This is an archived article that was published on sltrib.com in 2013, and information in the article may be outdated. It is provided only for personal research purposes and may not be reprinted.

The House on Tuesday unanimously passed a bill to designate a 'grazing zone' over and around southern Utah's Grand Staircase Escalante National Monument.

HB382 is needed because grazing in the 1.9 million-acre monument is "severely threatened," according to Rep. Mike Noel, R-Kanab, even though this historic use was specifically authorized under the federal monument's 1996 proclamation. The designation is "an opportunity to identify grazing as a very important use and priority use within the Escalante region in Garfield and Kane County," Noel, himself a cattleman, told colleagues Tuesday.

Noel's claims were backed by lobbyists who alleged that the Bureau of Land Management is not sufficiently accommodating livestock, which forms the backbone of Utah's $16 billion agriculture industry.
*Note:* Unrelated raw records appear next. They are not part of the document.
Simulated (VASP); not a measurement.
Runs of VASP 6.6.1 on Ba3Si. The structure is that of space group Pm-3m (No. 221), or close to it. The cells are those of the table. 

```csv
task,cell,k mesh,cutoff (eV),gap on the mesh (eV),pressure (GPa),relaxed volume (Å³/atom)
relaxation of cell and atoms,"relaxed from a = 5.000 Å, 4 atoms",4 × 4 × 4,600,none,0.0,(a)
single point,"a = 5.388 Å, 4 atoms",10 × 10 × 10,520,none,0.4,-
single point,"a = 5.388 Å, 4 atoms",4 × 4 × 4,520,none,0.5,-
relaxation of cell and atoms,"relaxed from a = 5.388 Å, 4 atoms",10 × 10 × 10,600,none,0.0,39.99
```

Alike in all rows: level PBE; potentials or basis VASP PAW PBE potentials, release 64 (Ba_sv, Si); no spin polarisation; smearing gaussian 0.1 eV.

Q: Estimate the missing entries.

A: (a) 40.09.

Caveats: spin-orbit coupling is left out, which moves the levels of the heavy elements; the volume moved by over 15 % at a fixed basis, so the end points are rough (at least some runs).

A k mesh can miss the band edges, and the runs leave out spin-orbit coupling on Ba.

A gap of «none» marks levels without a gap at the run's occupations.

"The counties have witnessed time after time where managers have lost their moorings and use the presence of the monument to minimize and take away grazing," Mark Ward, policy director of the Utah Association of Counties, told a House committee on Monday.

But monument manager Rene Berkhoudt, whose staff was not informed of the legislation and was not invited to testify, said he has no idea what these critics are talking about. BLM has taken no steps to reduce grazing allotments, although actual grazing inside the monument has fluctuated over the years in response to changing conditions, said Berkhoudt, reached by phone at his Kanab headquarters.

The monument is home to 82 allotments supporting 102 permittees who used a total 11,000 animal unit months, or AUMs, last year. Some environmental groups do lobby to evict livestock from public land because of overgrazing's toll on taxpayers and a fragile desert ecology. The $1.35 the feds charge per AUM falls far short of covering the grazing program's costs, leading some groups to ridicule public-lands grazing as "welfare ranching."

These groups expect to call for reductions in monument grazing when BLM initiates its long-overdue programmatic review of grazing's environmental impacts this year.

The proposed grazing zone encircles the monument and covers pieces of Glen Canyon National Recreation Area and Dixie National Forest.